Acts, Regulations & Directives

 
 

Office of the Superintendent of Financial Institutions Canada

DIRECTIVES
OF THE SUPERINTENDENT
PURSUANT TO THE
PENSION BENEFITS STANDARDS ACT,1985

1. In these directives "Regulations", when used alone, means the Pension Benefits Standards Regulations, 1985

2. The actuarial reports referred to in subsection 12(3) of the Act shall be prepared,

    (a) in the case of a plan established before January 1, 1987 as of a date not later than three years after the date as of which the most recent actuarial report was prepared pursuant to the Pension Benefits Standards Regulations, and thereafter at intervals not exceeding three years,

    (b) in the case of a plan established on or after January 1, 1987 as of the effective date of the plan and thereafter at intervals not exceeding three years, and

    (c) as of the effective date of an amendment to the plan which alters the cost of benefits provided under the plan.

3.
    (1) For the purposes of subsection 9(1) of the Regulations the administrator of a pension plan shall cause a valuation to be performed and an actuarial report to be prepared by an actuary to determine the solvency position of the fund as of a date,

    (a) within the period from June 30, 1986 to July 1, 1987, or

    (b) within such longer period as the Superintendent may on application allow, and thereafter as of the date determined in accordance with paragraph 2(a), (b) or (c) of these directives.

    (2) In the case of a pension plan described in subsections 44(1) and (2) of the Act the valuation performed in accordance with paragraph 3(1)(a) or (b) shall be performed as of the relevant date specified in these subsections of the Act.

4. The list of assets referred to in paragraph 15(1)(a) of the Regulations shall be prepared as of the end of each plan year.

5. The auditor's report on the financial statements of the plan referred to in paragraph 15(1)(c) of the Regulations shall be prepared as of the end to each plan year.

6. The documents referred to in sections 2, 3, 4 and 5 of these directives shall be filed with the Superintendent within six months of the date of preparation, or, in the case of the documents referred to in sections 2 and 3 of these directives, within such longer period as the Superintendent may on application allow.

7.

    (1) For the purposes of paragraph 19(2)(a) of the Act the interest rate to be used from time to time shall be a rate equal to or greater than the average of the yields of the 5 year personal fixed term chartered bank deposit rate (CANSIM Series B-14045), over a reasonably recent period, the averaging period not to exceed twelve months.
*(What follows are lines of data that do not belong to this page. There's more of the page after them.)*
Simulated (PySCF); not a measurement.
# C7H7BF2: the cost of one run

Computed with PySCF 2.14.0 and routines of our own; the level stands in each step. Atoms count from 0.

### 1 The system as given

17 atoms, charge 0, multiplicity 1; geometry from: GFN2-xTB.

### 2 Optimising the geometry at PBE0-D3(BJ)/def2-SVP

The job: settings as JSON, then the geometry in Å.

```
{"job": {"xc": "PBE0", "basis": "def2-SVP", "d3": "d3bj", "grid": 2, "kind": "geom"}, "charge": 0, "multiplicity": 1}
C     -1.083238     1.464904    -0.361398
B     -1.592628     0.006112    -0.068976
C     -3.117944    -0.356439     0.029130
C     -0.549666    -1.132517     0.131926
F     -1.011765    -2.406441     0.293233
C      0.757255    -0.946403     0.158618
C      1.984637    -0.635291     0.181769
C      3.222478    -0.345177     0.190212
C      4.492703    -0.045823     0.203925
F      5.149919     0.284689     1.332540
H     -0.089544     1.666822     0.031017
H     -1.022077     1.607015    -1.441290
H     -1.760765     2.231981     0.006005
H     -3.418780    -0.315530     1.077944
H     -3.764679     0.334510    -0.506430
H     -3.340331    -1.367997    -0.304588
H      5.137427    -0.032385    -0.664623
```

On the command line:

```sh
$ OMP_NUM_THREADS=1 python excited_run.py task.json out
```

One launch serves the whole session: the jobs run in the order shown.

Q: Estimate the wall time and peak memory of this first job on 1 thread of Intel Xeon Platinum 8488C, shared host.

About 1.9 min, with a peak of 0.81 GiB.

    (2) Interest shall be credited on contributions of a member at least once in every plan year.

    (3) Interest shall commence to accrue on contributions of a member for a given month from no later than the end of the month following the month in which the contributions were made.

    (4) In the case of retirement, interest shall accrue to at least the beginning of the month in which the pension benefit commences.

    (5) In the case of cessation of membership, interest shall accrue to at least the beginning of the month in which contributions are returned, a transfer is made, or a deferred benefit is calculated, whichever event is latest.

    (6) in the case of death, interest shall accrue to at least the beginning of the month in which a survivor pension commences, contributions are returned or a transfer is made, as the case may be.

    (7) With respect to subsections (4), (5) and (6), interest may be

    (a) calculated in accordance with subsection (1), or

    (b) based on the interest rate calculated for the plan year preceding the date of retirement, cessation of membership or death except that, if paragraph (b) is used and the plan year preceding the date of retirement, cessation of membership or death includes a period of time prior to January 1, 1987, then any interest rate used for the purpose of applying paragraph (b) in respect of that period of time shall be based on the five year personal fixed term chartered bank deposit rate referred to in subsection (1), and not the rate actually credited under the plan.

8. For the purposes of subsection 23(4) of the Act a pension benefit shall not be offset by a benefit from a group life insurance plan in an amount greater than the group life insurance benefit times the ratio of the employer-paid cost of the policy to the total cost of the policy for the class of employees, taking into account in both the numerator and denominator of the ratio any experience or other refunds to the employer, with such ratio averaged over a period not exceeding five years.

9.

    (1) The transfer value of a pension benefit credit shall be calculated by multiplying the pension benefit credit, determined in accordance with subsections 18(1) and (2) of the Regulations, by the solvency ratio of the plan as defined in section 2 of the Regulations.

    (2) The transfer deficiency of a pension benefit credit shall be the amount, if any, by which the pension benefit credit exceeds the transfer value of that credit.

    (3) Where a plan has a solvency ratio that is less than one, the full value of the pension benefit credit may be transferred where

    (a) the administrator of the plan is satisfied that an amount equal to the transfer deficiency has been remitted to the fund, or

    (b) the transfer deficiency for any individual transfer is less than 5% of the Year's Maximum Pensionable Earnings for that year as defined in section 2 of the Act, provided that the aggregate value of all transfer deficiencies paid since the last valuation does not exceed 5% of the assets of the plan at that time.

    (4) Where the full value of the pension benefit credit is not transferred, the transfer deficiency shall be transferred on or before the earlier of

    (a) the expiration of five years from the date of determination of the pension benefit credit and

    (b) the date on which the solvency ratio of the plan as defined in section 2 of the Regulations is determined to be one, and shall include interest calculated in accordance with subsection 7(1) of these directives.

    (5) Notwithstanding a solvency ratio less than one, or a solvency ratio equal to one which would become less than one upon transfer of one or more pension benefit credits, the full pension benefit credit may be transferred from one plan to another pursuant to a written transfer agreement between the two plans.